Re: Online enabling of checksums

Поиск
Список
Период
Сортировка
От Michael Banck
Тема Re: Online enabling of checksums
Дата
Msg-id 20180310150930.GB17017@nighthawk.caipicrew.dd-dns.de
обсуждение исходный текст
Ответ на Re: Online enabling of checksums  (Magnus Hagander <magnus@hagander.net>)
Ответы Re: Online enabling of checksums  (Daniel Gustafsson <daniel@yesql.se>)
Список pgsql-hackers
Hi,

I had a closer look at v3 of the patch now.

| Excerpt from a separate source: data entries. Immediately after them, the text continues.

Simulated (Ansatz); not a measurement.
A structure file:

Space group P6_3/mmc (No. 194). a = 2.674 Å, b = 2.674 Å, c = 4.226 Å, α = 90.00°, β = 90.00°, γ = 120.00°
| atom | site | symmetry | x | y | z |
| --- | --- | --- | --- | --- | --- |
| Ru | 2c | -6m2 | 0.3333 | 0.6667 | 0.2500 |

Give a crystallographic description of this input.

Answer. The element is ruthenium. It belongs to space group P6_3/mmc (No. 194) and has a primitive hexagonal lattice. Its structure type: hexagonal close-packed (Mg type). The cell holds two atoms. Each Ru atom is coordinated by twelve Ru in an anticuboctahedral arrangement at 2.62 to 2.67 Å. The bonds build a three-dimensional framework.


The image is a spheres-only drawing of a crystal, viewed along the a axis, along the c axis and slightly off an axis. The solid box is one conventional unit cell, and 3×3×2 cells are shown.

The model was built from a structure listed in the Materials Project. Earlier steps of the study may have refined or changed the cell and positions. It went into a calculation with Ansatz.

On Sat, Mar 03, 2018 at 07:23:31PM +0100, Magnus Hagander wrote:
> Attached is a rebased patch which removes this optimization, updates the
> pg_proc entry for the new format, and changes pg_verify_checksums to use -r
> instead of -o for relfilenode.
 
The patch applies fine with minimal fuzz and compiles with no warnings;
make check and the added isolation tests, as well as the added checksum
tests pass.

If I blindly run "SELECT pg_enable_data_checksums();" on new cluster, I
get:

|postgres=# SELECT pg_enable_data_checksums();
| pg_enable_data_checksums 
|--------------------------
| t
|(1 row)
|
|postgres=# SHOW data_checksums ;
| data_checksums 
|----------------
| inprogress
|(1 row)


However, inspecting the log one sees:

|2018-03-10 14:15:57.702 CET [3313] ERROR:  Database template0 does not allow connections.
|2018-03-10 14:15:57.702 CET [3313] HINT:  Allow connections using ALTER DATABASE and try again.
|2018-03-10 14:15:57.702 CET [3152] LOG:  background worker "checksum helper launcher" (PID 3313) exited with exit code
1

and the background worker is no longer running without any obvious hint
to the client.

I am aware that this is discussed already, but as-is the user experience
is pretty bad, I think pg_enable_data_checksums() should either bail
earlier if it cannot connect to all databases, or it should be better
documented.

Otherwise, if I allow connections to template0, the patch works as
expected, I have not managed to break it so far.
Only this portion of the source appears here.